The Return of Ellie Black by Emiko Jean

Published by Simon & Schuster on May 7, 2024

Like most crime novels, The Return of Ellie Black fails to live up to its marketing hype. This is nevertheless the kind of novel that certain readers seem to crave. It is the story of a serial kidnapper of teenage (or younger) girls. The villain brutalizes, brainwashes, rapes, and eventually kills his victims — apart from Ellie Black. Serial kidnappers, like serial killers, are far more prevalent in the world of crime fiction than they are in the real world, but the market for child snatching stories never seems to be saturated.

Michael and David apparently work together to kidnap teenage girls (and at least one preteen). Assisted by a woman named Serenity, they hold the girls in a buried bus for two weeks to break down their sense of identity. Some of the girls apparently starve to death before they forget who they are. The men give the survivors names like Faith and Hope. They hold the girls captive, using them as their sex slaves with the apparent aim to make them pregnant.
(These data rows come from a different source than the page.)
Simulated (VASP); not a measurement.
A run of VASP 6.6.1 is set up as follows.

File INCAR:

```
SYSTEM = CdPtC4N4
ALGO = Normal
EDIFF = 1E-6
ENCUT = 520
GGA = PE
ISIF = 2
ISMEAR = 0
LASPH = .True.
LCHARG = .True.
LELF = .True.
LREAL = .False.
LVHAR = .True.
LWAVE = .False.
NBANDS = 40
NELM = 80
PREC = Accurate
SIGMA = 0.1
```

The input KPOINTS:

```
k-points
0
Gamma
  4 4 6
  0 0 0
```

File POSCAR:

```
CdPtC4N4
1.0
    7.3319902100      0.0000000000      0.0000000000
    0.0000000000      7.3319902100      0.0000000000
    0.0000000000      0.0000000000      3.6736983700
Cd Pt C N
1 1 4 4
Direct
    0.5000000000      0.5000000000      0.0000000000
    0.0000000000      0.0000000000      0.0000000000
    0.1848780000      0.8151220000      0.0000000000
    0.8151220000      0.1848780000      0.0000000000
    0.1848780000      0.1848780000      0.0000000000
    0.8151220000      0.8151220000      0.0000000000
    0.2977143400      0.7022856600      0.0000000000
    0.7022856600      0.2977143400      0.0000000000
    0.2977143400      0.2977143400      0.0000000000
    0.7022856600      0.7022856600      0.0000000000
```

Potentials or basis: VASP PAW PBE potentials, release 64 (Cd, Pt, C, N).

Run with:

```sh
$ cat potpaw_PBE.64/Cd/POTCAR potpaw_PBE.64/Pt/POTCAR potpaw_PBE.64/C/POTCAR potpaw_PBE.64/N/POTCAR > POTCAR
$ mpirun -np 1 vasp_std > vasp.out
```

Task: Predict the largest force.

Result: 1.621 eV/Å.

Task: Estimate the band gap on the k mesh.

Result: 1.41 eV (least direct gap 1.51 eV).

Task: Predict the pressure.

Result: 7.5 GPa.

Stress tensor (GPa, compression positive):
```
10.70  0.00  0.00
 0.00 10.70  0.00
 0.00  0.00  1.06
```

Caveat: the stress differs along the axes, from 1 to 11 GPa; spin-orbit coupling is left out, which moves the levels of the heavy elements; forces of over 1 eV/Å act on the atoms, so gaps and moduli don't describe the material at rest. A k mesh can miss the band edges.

The story departs from the formula when a kidnap victim is found alive. Ellie Black has been missing for two years. She turns up in the woods in a shattered emotional state. Ellie is not cooperative with the police, a fact that the police attribute to her unwillingness to revisit her trauma. Yet there may be another cause of her reticence, which proves to be the only interesting aspect of a novel that is otherwise formulaic.

Most of the story is told in the third person as it follows Detective Chelsey Calhoun and her investigation of Ellie’s kidnapping. An article of clothing Ellie is wearing links her to a couple of other missing females. A few scattered chapters are told in the first person as Ellie recalls her ordeal.

Emiko Jean gives us the usual theme of a police detective who thinks “If only these [missing] girls could talk” and imagines them whispering “Find us, please.” Some readers seem to have an appetite for obvious efforts to manipulate their sympathies. Sometimes the mention of the word “victim” is enough to draw them into the story.

Fictional female detectives like Calhoun — dedicated to victims, unable to sleep because they are haunted by the victims’ voices, who “will do anything to save a life” — are ubiquitous in crime fiction. They are usually one dimensional. “Just think of the victims” becomes a substitute for a writer’s inability to think of interesting characters. Jean is no exception in that flawed approach to crime fiction writing. I usually avoid stories of that nature but the marketing hype made me think this one might be different. It isn’t.

Calhoun’s insecurity, followed by her eventual triumph, is another part of the formula. Also formulaic is Calhoun’s motivation for becoming a cop — a missing and murdered sister — and Calhoun’s self-recrimination because she didn’t prevent her sister from dating the wrong guy. Have you heard this story before? If you read enough crime fiction, you’ve encountered it over and over.

Another tired cliché of thriller writing is Calhoun’s boss, who takes credit for her successes and blames her for failures that weren’t entirely her fault. And, of course, Calhoun makes predictable decisions to defy authority and do what’s necessary because she just cares so much about victims. Victims are more important than her job or her relationships or anything else because victims.

Ellie has a dark secret that makes her feel guilty. It can’t be too dark because the reader is meant to sympathize with Ellie, even when she does something awful. The true reason for Ellie’s failure to cooperate with the investigation ties into the secret. It isn’t at all credible, but it is at least a departure from the formula.

Jean’s prose style is acceptable and she tells the story with good pace. The reveal of a kidnapper’s true identity is standard thriller fare — contrived and unsurprising. The villains are caricatures of evil men with mommy issues. The story’s positive qualities permit a tepid recommendation, but its familiarity prevents me from recommending it to anyone who doesn’t crave stories that feature detectives who can’t stop talking about how much they care about victims.